The shadow chancellor Ed Balls tells the Labour Party conference he has a “clear and costed programme” to kick start the economy and get the country back to work.
Speaking on the first full day of Labour’s conference in Manchester, Mr Balls promised that a Labour government would build 100,000 affordable homes.
The shadow chancellor said he would use the windfall from selling off the 4G mobile spectrum, to support faster mobile services: expected to pull in as much as £4bn. Mr Balls said the proceeds could be spent on creating 150,000 jobs in the construction industry, and up to 500,000 jobs in related sectors.
Some of the cash would also be used to fund a two-year stamp duty holiday for first-time buyers with properties worth £250,000 or less, describing it as a “clear and costed plan”.
Mr Balls said his plan was an attempt “to cut through the dither and rhetoric and actually do something”.
In difficult times, we urgently need to put something back into the economy. Ed Balls MP, shadow chancellor
In 2000 Gordon Brown raised £22.5bn through the sale of the 3G spectrum, although the proceeds were purely used to tackle the country’s debts. This time, though, Mr Balls said that boosting growth should come first. “In difficult times, we urgently need to put something back into the economy.”
But he said he had to be upfront with the British people about what it was possible to achieve: “Hard times will last longer than all of us hoped”, he said. “And we cannot promise to put everything right straight away.”

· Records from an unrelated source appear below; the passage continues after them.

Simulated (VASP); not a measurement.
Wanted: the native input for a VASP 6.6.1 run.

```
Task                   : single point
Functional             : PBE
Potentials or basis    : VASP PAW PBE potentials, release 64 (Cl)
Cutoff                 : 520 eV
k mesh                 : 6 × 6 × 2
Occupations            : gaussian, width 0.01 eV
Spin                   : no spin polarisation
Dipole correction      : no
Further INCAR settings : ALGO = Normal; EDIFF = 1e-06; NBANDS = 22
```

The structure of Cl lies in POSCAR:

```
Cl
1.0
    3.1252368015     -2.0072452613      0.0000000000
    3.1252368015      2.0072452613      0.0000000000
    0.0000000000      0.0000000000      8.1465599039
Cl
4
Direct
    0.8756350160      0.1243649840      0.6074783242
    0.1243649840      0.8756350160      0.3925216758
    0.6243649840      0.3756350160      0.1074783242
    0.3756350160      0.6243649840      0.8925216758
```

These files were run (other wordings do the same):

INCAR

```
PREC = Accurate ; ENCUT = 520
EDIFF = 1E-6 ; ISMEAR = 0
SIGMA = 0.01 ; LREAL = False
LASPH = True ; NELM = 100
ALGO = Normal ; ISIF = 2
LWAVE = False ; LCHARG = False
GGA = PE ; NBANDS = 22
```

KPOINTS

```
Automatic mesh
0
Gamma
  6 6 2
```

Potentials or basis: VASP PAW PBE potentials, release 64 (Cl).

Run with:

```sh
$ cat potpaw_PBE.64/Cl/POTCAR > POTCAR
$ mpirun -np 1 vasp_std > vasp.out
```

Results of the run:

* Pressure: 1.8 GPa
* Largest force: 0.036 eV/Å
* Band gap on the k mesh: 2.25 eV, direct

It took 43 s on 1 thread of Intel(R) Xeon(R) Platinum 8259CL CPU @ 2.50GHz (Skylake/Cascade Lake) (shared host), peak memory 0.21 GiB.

However Mr Balls also revealed that he and Ed Miliband had asked Sir John Armitt, who chaired the Olympic Delivery Authority, to look into ways of improving long term infrastrucure planning, delivery and finance.
Sir John said Britain did not do a good enough job of planning ahead, and needed to raise its game significantly. He said he was looking forward to engaging with business, political and environmental leaders across the spectrum, to build a consensus on projects which were essential for Britain’s future needs.
In an appeal to activits, Mr Balls evoked the spirit of 1945 to show how a previous Labour government had grappled with far greater challenges to lead the country to better times. Labour’s task today, he said, was to recapture the values and national purpose of those days.
David Orr, from the National Housing Federation, which represents housing associations across the country, welcomed the promise to build 100,000 new homes. He said it would create jobs and help revive the economy with a speed few other industries could match.
“Housing drives growth quickly, but almost all of its benefits are retained within local economies”, he said. “Local jobs are created, local suppliers used and local people housed.” And he claimed every pound spent on construction would create three pounds in the wider economy.
However Mr Balls is still facing some hostility from union leaders angry at his continued support for a public sector pay freeze. Unite general secretary Len McCluskey has warned that Labour could lose the next election if it does not manage to connect with ordinary workers.
A union-backed motion at the conference later today will call on the party to condemn the policy, claiming it would fuel economic stagnation. But the Labour leader Ed Miliband promised that Mr Balls would be “iron” in his opposition to irresponsible spending pledges.
“We are not going to spend money that we don’t have, of course we’re not”, he said. But he insisted that Labour’s policies would focus on issues like pensions, banking reform and spending priorities, to make sure that ordinary people got a fairer deal.